Marriage is one of the ‘basic civil rights of man,’ fundamental to our very existence and survival…To deny this fundamental freedom on so unsupportable a basis as the racial classifications embodied in these statutes, classifications so directly subversive of the principle of equality at the heart of the Fourteenth Amendment, is surely to deprive all the State’s citizens of liberty without due process of law…Under our Constitution, the freedom to marry, or not marry, a person…resides with the individual and cannot be infringed by the State.

It has now long been accepted that African-Americans and whites are equal, that women are deserving of their full emancipation: right to vote, right to choose and right to equal pay for equal work, yet gay rights – particularly the right to marry – remains an unsettled question in the halls of our legal establishment.

The federal lawsuit can be understood in laymen’s terms to answer the simple question of whether the civil rights protections of the United States extend to protect gay and lesbian men and women in their personal, individual and familial pursuits of life, liberty and the pursuit of happiness. Of course, the 14th Amendment was originally designed in 1868 to protect the freed African-American slaves and their offspring.

As the law developed, it has been expanded to include all minorities: women, Native Americans, Latinos, Asians and the disabled. Ironically, the federal challenge in support of gay rights was fought by an unlikely dream team of Ted Olson and David Boies – former adversaries in the notorious Bush v. Gore Supreme Court decision of 2000. The two came together on equal ideological ground to protect what they, and the majority of Americans believe, to be civil rights which are self-evident.

The opponents of gay marriage have largely based their opposition on religious grounds, which is fundamentally unconstitutional due to the provisions of the First Amendment. The majority rule over minority interests was considered central to this principle. Likewise, the majority of California’s electorate were able to deny the minority of gay and lesbians their rights, which makes the legal decision to challenge the ruling fundamentally a Constitutional question, not a religious one, nor one of state rights versus federal rights. Herein lies the genius of this legal challenge. Unlike the cases which came before it on the state level, this will inevitably be decided by the United States Supreme Court and answer the fundamental question once and for all: of what is our Constitution made, if not to protect individual freedom?
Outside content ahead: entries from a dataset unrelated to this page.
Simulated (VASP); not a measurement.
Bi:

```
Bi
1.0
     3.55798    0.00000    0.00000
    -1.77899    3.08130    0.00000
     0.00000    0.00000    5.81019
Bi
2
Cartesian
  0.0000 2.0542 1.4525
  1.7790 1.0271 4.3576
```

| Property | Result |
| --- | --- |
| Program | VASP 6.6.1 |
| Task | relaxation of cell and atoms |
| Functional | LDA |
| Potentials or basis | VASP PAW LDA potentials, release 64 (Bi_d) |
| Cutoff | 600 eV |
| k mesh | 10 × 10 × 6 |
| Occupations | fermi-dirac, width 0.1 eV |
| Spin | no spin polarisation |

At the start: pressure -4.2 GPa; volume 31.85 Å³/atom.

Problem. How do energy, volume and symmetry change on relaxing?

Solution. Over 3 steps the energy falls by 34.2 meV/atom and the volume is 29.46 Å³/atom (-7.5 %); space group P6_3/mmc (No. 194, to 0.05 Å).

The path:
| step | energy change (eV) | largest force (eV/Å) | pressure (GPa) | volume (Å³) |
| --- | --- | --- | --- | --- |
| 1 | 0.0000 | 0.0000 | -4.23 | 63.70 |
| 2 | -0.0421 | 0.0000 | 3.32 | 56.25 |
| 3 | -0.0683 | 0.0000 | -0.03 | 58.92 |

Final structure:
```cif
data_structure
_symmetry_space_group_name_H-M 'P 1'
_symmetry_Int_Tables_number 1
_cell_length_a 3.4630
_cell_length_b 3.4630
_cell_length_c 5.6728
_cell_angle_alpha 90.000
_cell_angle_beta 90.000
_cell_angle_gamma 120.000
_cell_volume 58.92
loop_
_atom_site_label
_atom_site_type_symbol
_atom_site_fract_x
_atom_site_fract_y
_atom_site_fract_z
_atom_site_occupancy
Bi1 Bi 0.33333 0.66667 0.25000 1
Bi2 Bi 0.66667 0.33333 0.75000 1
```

The Founding Fathers were clear in their aim to guard the citizenry against the tyranny of government. Many far-right conservatives, and even liberals who are religious, have tried to support their arguments against gay marriage by using moral and religious justifications which are devoid of any legal tender. What is sad and misguided is that those supporters who are Catholic or Christian, Muslim, Mormon or Jewish could well face similar persecution if our constitutional equal protections are not upheld. It is incumbent upon the electorate to consider all these things. Equally, the debate currently underway to revise the 14th Amendment in order to deny the newborn children of illegal immigrants the right to citizenship, echoes the ancient challenges in the Dred Scott decision of 1857, which denied African -Americans, slave or free, the right of citizenship as an effort to deny them all subsequent civil rights.

It is clear that the decision will be appealed by the opponents to gay marriage. The journey to the Supreme Court could take as long as two years. But what is certain, is that the arc of the moral universe is still bending. And in the words of President Obama, spoken on the 40th anniversary of Dr. King’s assassination: “it does not bend towards justice on its own. It bends because each of us in our own ways put our hand on that arc and we bend it in the direction of justice.” Judge Vaughan Walker concluded, on the merits of this case, that “children raised by gay or lesbian parents are as likely as children raised by heterosexual parents, to be healthy, successful and well-adjusted.”

Perhaps the arc of the universe bends more and more with each passing generation. Our great-grandparents saw the benefit of Brown v. Board and Loving v. Virginia. Our mothers lives and ours were shaped by Roe v. Wade. And perhaps one day, many years from now, our children will discuss Perry v. Schwarzenegger as a bygone conclusion and wonder what all the fuss was ever about.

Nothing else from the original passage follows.